The U.S. Department of Education on Monday sent a letter to Binghamton University and 59 other institutions of higher education warning of “potential enforcement actions” if their obligations to protect Jewish students are not met under Title VI of the Civil Rights Act.
All 60 colleges and universities that received letters from the department’s Office for Civil Rights are presently under investigation for antisemitic harassment and discrimination.
“The Department is deeply disappointed that Jewish students studying on elite U.S. campuses continue to fear for their safety amid the relentless antisemitic eruptions that have severely disrupted campus life for more than a year,” said Secretary of Education Linda McMahon. “University leaders must do better.”
“U.S. colleges and universities benefit from enormous public investments funded by U.S. taxpayers,” she continued. “That support is a privilege and it is contingent on scrupulous adherence to federal antidiscrimination laws.”

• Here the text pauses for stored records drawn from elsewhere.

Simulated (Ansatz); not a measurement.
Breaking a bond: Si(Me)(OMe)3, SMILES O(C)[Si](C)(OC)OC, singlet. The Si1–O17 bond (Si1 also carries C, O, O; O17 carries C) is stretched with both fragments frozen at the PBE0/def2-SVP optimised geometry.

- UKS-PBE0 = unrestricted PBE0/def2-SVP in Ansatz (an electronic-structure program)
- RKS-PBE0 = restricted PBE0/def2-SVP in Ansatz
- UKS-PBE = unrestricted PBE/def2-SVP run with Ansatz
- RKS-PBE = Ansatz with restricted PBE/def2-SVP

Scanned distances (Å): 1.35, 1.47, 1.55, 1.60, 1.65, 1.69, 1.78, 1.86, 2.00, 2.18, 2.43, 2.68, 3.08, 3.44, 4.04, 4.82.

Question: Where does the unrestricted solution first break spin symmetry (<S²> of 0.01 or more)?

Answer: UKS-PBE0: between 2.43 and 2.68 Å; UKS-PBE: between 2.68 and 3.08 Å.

Last year, the Office for Civil Rights opened an investigation into BU after reports of allegedly “failing to respond” to antisemitism on campus. The editor-in-chief of the conservative media outlet Campus Reform, Zachary Marschall, filed the complaint. Marschall, who is unaffiliated with the University, also filed complaints against other schools, including the University of Wisconsin-Madison and Northwestern University.
“[BU] does not tolerate antisemitism or discriminatory acts directed at any individual based on their race, religion, national origin or other protected categories,” a University spokesperson wrote to Pipe Dream at the time. “The University is fully cooperating with the Department of Education.”
The University did not return a request for comment regarding the recent letter.
Title VI of the Civil Rights Act of 1964 “prohibits discrimination on the basis of race, color, and national origin in programs and activities receiving federal financial assistance.”
With the recent federal action, which has included an executive order called “Additional Measures to Combat Anti-Semitism” and the creation of a task force housed in the Department of Justice, the Office for Civil Rights began investigations into five universities on Feb. 3 that have received reports of antisemitic harassment: Columbia University; Northwestern University; Portland State University; the University of California, Berkeley; and the University of Minnesota, Twin Cities.
The executive order reads: “It shall be the policy of the United States to combat anti-Semitism vigorously, using all available and appropriate legal tools, to prosecute, remove, or otherwise hold to account the perpetrators of unlawful anti-Semitic harassment and violence.”
The Trump administration’s actions have already been felt. Columbia University, one of the administration’s top targets, last Friday lost $400 million in grants and contracts from four federal agencies following “the school’s continued inaction in the face of persistent harassment of Jewish students.” In February, the Justice Department task force announced visits to 10 campuses — including Columbia — where it said antisemitic incidents had occurred since October 2023. Pro-Palestinian encampments were created at all ten campuses last year.
Over the weekend, Immigration and Customs Enforcement detained a recent Columbia graduate, Mahmoud Khalil, who played a central role in the university’s wave of student-led protest.
Students at BU, led by the Divest from Death coalition, established an encampment on the Peace Quad last May. It was disassembled on its third day ahead of a 5 p.m. deadline set by administrators.
University President Harvey Stenger thanked the students in an email to the campus community for peacefully disbanding “their encampment at the conclusion of their exemption period.”
The New York College Democrats and four of its chapters — including BU’s — released a statement on Instagram Tuesday night, saying the Trump administration was not interested in fighting antisemitism but rather in clamping down on academic freedom and political discourse.
“By equating legitimate expressions of political criticism in the form of peaceful protests, with harassment and discrimination, the administration is dangerously eroding core principles of academic inquiry and free expression,” it reads. “We continue to support students’ right to peaceful, non-discriminatory protest against the actions of the Israeli government in Gaza.”